We released the first Andalay product it was integrated wiring, racking, and grounding but we didn’t have the inverters. In 2009, we offered the product with a micro-inverter and started sell it when Lowe’s approached us. At around the same time, Westinghouse approached us and we decided to change the name. We really worked with Lowe’s to simplify the product. They key innovation is simplicity both in how the product is and how it’s purchased.
Question: What is the typical costs you’re seeing on a standard 5kW system?
Answer: You can go to the Lowe’s website and depend on where you are in the country, you can buy 20 at a time (about 4.7kW) and you can buy them for between $2.60/watt and $2.75/watt. That price is delivered with the panels and on top of that you just need to add labor and profit. The DIYers will only need a role of romex and a circuit breaker with a building permit. If you hire an installers, they’ll typically charge you between $.50 and $1.00 per watt for labor.
Question: What are you seeing for reductions in man hours on the installations. I typically here 15 hours per kW and I’ve personally seen 6 man hours per kW with a 4 man hours installing a 10kW system. What are you seeing?
An NREL report just came out where they studied the installed costs and the breakdown of those costs. I looked at it this morning and in 2010 they said the average time to install a residential system was about 66 hours. So, figure 11 hours per kW. We’re routinely seeing times that are half of that are there are three drivers to labor reduction for our customers.
1. Less mechanical labor on the roof.
2. You don’t need to mess with the writing and the inverters at all.
3. The third is subtle, but there is a reduction in overhead because you don’t need to supply chain and logistic costs.
Question: I’m always on the hunt for new products but very skeptical at the same time. Crews are just starting to get trained and feel confident with the existing technology. So, either the technology needs to be AMAZING and be exponentially better then another product OR the transaction cost of switching needs to be low. Where do you fit on this spectrum are you seeing a learning curve with companies who are using your product?
Answer: We’re seeing some installers that are re-training with our product.
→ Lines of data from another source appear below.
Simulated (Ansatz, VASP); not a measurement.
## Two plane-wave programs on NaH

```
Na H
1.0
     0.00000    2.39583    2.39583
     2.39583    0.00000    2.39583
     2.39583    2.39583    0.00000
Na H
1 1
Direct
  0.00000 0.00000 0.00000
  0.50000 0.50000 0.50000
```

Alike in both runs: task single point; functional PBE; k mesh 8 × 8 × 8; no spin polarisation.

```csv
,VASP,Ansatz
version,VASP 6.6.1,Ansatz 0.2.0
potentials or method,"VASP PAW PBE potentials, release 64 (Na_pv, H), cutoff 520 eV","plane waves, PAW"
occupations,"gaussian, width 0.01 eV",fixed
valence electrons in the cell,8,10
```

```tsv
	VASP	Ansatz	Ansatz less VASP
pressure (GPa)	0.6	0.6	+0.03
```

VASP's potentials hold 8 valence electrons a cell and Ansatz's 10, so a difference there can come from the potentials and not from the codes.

However, far and away the most interest we’re seeing is coming from brand new installers across the US, whether it be dedicated solar installers or general contractors (roofers, electricians, HVAC). They like the fact that they dont’ need to know temperature coefficients, string sizing or deal with racking. There will always be dedicated hardcore installers who are using the old system, but most will go with the simpler version.
Question: You bring up an interesting point in the last question about dedicated solar installers vs electricians, roofers, and general contractors that only instal solar sometimes. What are your thoughts on this dynamic in the industry in general and as it relates with your product?
Answer: We’ve had direct experience with this as an installer and now as a manufacturer.
We’ve noticed that general contractors have 2 distinct advantages over solar installers. First, they have a book of customers so their customer acquisitions costs are lower. Second, they operate their business with a much lower overhead. One reason why they can be more efficient is they can be busy in bad weather.
Question: Clearly labor, and the soft costs like customer acquisitions costs are becoming a large propertion of installed costs as hard costs are dropping. What are your thoughts about roofers cross selling solar shingles a-la One Roof Energy? Are solar shingles going to catch on or will they only be a niche?
Answer: Solar shingles have been around for-ever and I’ve used a bunch, I think it’s going to be a new construction only project.
Question: We’re talking about dropping residential installed cost. When will we no longer need residential financiers? If the installed costs gets really low, what’s the point of financing?
The demand for financing will likely decrease in states with high energy costs, good rebates and when installed costs get below $3.00/watt.
The financing model might still be effective in places where there are cheap electric rates.
Question: Do you have equal interest in your product for residential and commercial projects?
Answer: We have DC modules for commercial products and an AC module for residential products. We’re by far and away getting the most interest from the residential market because it’s the most competitive and pricing.
Question: That’s interesting. I’d think removing the installation of the grounding, wiring, and inverter installation on commercial projects, at prevailing wage, would make this extremely attractive.
Answer: I think one of the reasons we’re seeing this is because the largest number of new installers is in the residential market not in commercial. In the commercial market it’s a lot of similar players that have established supplier relationships direct with China and have well trained crews.
Question: Lastly, there’s always been interest in the combination of thermal and PV, like Echofirst. The training needed to install these projects profitably seems to be intense and the profile of the perfect customers seems small. What is your opinion on this type of technology?
Answer: It’s a great concept, it works really well on new construction and gets more expensive on retrofits.
Question: What are you excited about in the next 5 years, pie in the sky, other then a national energy policy?
Answer: First is always national energy policy would be great, but everyone has a different idea about what that would be.
My number 1 goal would be to eliminate the softs costs with solar (permitting, inter-connections) and standarizing this process will reduce installed costs by $.50/watt and make it super easy.